Home Editorial Editorial: Time to Become Anti-American?

Editorial: Time to Become Anti-American?

With the rifts between China and the U.S. widening, Pakistan could soon be forced to pick a side

by Editorial

File photo. Brendan Smialowski—AFP

In a recent op-ed, former Pakistani ambassador to the U.S. Maleeha Lodhi wrote that “the historically close Pak-U.S. relationship has been in flux following the American military withdrawal from Afghanistan last year after its longest war. For two decades, the war provided the principal basis for engagement and cooperation between the two countries even as it became a source of mutual mistrust and disenchantment. But this marked only another episode in a mercurial, rollercoaster relationship, characterized by cyclical swings between intense engagement and deep estrangement.” On the roads of Pakistan, however, Imran Khan seems to have already decided where Pakistan should go.

Islamabad was among Washington’s allies during the anti-Soviet Cold War, when the latter had military bases in Pakistan while neighboring India was on the other side; however, the U.S.’s relationship with Pakistan was always unable to overcome certain “ideological” hurdles. The Cold War paved the way for the war on terrorism, which was to become a bilateral conundrum, while Pakistan’s habit of relapsing into military dictatorship was anathema to the democratic U.S. Following America’s invasion of Afghanistan after the events of 9/11, the war on terror became another bone of contention when the U.S., once amused by the anti-Soviet jihad, began seeing Pakistan as a facilitator, culminating in the killing of Al Qaeda chief Osama bin Laden in Abbottabad in a violation of Pakistani sovereignty. The manner in which this war was executed “impaired democracy in Pakistan, incited Pashtun nationalism in the tribal areas, and unleashed a jihad in addition to a class and cultural war.” The decade-long war on terror also fueled anti-Americanism, with many “religious” jihadis crossing a line Pakistan didn’t like but could do nothing about. Pakistan itself kept rolling with its “ideology” while the state lost control over it, as witnessed in the case of Lal Masjid.

The big paradox was, and remains, the “ideology” that pushes Pakistan against Western democracy—and toward China. This was not a good model to follow in the eyes of the U.S., which finally fell out with Pakistan and shifted toward anti-China India; seen by many in Pakistan as a hostile act.

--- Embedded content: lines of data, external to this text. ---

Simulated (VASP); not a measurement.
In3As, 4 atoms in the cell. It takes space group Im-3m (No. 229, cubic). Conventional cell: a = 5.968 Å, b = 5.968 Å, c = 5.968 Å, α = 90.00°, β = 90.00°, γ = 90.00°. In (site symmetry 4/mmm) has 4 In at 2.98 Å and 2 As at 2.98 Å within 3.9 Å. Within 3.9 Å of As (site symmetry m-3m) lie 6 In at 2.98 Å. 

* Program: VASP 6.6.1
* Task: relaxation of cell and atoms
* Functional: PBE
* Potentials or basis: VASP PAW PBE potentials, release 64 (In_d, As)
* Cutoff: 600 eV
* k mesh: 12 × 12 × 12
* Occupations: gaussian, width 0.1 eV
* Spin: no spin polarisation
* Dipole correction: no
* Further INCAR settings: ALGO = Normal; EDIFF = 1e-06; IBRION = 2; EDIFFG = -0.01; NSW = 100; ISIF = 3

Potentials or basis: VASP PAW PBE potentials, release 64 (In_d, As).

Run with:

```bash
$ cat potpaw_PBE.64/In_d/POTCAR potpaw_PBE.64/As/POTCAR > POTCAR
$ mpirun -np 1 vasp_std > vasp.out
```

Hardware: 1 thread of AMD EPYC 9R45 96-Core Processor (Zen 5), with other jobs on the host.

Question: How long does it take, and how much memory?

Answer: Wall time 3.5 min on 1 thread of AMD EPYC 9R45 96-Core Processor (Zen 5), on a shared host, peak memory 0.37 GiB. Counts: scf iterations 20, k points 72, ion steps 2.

Washington was associated with its anti-USSR policy for half a century, following which it decided to firm up its presence in the “Indo-Pacific” region, even if it required flirting with Taiwan at the expense of ties with China. In this scenario, India was the most suitable anti-China partner: as stated in a strategy document drafted by the Trump administration, it was time for “the United States and India to translate their shared concerns about China’s increasing aggressive and assertive behavior into sustained cooperation.” A unipolar world was never a good situation for Pakistan. Its response was guarded, but what has happened to it politically in the shape of “anti-American” Imran Khan has put it on a path that it may not have wanted to take strategically. For the first time, a more “strategic” Army does not want to join the new “division” in South Asia while playing on the wrong side.